As soon as the helicopter touched the ground on a dusty airfield in southern Afghanistan, the game had been forever changed.
After a decade of sending vulnerable, manpower-intensive, fuel-guzzling ground convoys to resupply troops at far-flung combat outposts in Iraq and Afghanistan -- and seeing those convoys consistently ambushed, blown up or just delayed -- the U.S. Marine Corps had had enough. So, on Dec. 17, 2011, the Corps for the first time delivered supplies to troops using a remotely piloted helicopter.
Dispatched from Camp Dwyer to deliver supplies to Marines at Combat Outpost Payne in Helmand province, the flight delivered 3,500 lb. of food and other supplies, and took about 90 min. to complete, according to officials. But more than the supply drop itself, the flight ranks as a significant moment in a wartime technology boom that has made battlefield advances in unmanned technologies seem almost commonplace.
The Marines have been working on unmanned cargo for several years, and the Corps and the Army have been testing options since at least early 2008. The platform that won all of the Marine competitions and is now flying in Afghanistan is Kaman's manned dual-rotor K-MAX helicopter, which was outfitted by Lockheed Martin with mission management and control systems for less than $47 million under a 2010 award. After years of testing and then charging its way through a five-day Quick Reaction Assessment (QRA) for the U.S. Navy's Cargo Unmanned Aircraft Systems program, two unmanned helos were sent to Afghanistan in October 2011.
According to the Navy, which shares a U.S. military department with the Marines, during the QRA in the U.S. the K-MAX was able to exceed the Navy and Marines' requirement to deliver 6,000 lb. of cargo per day over a five-day period, lugging a total of 33,400 lb. of cargo and topping out at about 3,500 lb. delivered in a single mission. Plus, with its four-hook carousel, K-MAX also can supply multiple locations in one flight.
Maj. Kyle O'Connor, the officer in charge of the unmanned mission in Afghanistan, says that while K-MAX is now considered operational, the Corps is still in a "demonstration phase to test the true capabilities of this aircraft and how well it can perform its job in a combat environment." The Marines will continue to collect data through midyear, and once they analyze how effectively the aircraft performed its mission they will make the decision whether to make it a program of record. Operationally, it appears as if most of the K-MAX's missions will be flown at night and at high altitudes to stay above the range of small-arms fire, according to Navy information.

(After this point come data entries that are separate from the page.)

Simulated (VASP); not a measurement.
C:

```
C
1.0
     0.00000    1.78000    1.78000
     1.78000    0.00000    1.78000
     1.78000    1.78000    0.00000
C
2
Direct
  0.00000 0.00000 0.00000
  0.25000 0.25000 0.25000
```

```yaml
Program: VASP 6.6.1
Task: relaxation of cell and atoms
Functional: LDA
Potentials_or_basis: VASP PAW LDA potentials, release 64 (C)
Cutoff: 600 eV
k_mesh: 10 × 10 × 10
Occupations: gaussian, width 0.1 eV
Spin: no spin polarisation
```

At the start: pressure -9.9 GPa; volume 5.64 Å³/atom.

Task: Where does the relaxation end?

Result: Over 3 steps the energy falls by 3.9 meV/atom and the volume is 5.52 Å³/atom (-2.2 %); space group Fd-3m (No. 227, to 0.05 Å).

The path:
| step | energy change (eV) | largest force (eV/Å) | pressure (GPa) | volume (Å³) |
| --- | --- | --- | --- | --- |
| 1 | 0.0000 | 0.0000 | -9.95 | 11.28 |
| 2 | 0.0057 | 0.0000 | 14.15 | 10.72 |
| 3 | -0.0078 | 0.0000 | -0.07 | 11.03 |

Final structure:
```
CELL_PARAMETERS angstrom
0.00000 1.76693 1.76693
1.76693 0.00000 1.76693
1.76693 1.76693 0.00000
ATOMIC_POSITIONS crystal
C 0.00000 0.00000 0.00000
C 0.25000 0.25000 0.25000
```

While it made it to the finish line first, the K-MAX certainly will not be the last unmanned aircraft to deliver supplies to troops in the field. In early assessments, the Navy looked at Boeing's A160 Hummingbird for Afghanistan, although the K-MAX's ability to carry heavier loads up to 360 km (224 mi.) eventually won the day. The Hummingbird, however, remains a viable option. And in August 2011 the Army awarded the Lockheed Martin/Kaman team a $47 million deal while officials wrap up a larger study on a full range of unmanned cargo options.
The Army also has said that it is using a "hybrid-type acquisition approach" in developing a vertical-takeoff-and-landing Unmanned Aerial System (VTOL-UAS) program that will include a cargo role. The deployment will help the service build a program of record for a VTUAV, which will be a full and open competition for to all bidders.
Finally, another company interested is Textron's AAI. Steve Reid, senior vice president and general manager of AAI Unmanned Aircraft Systems, says the company has signed a license agreement with Carter Aviation for a manned, four-person rotary-winged asset that Textron is converting into an unmanned vehicle the company believes "would do the cargo mission that's being talked about" quite nicely. The Navy has also been busy with other unmanned options, including awarding Northrop Grumman a contract in September to supply 28 MQ-8C Fire Scout VTOL-UAS's (based on Bell's 407 helicopter airframe), which the company has touted for its cargo-lugging capabilities.
Elsewhere, the Office of Naval Research has unveiled the Autonomous Aerial Cargo Utility System, a five-year, $98 million effort to develop sensors and control technologies for aircraft. Says Mary "Missy" Cummings, program officer for AACUS, "We want to turn any helicopter into a logistics machine."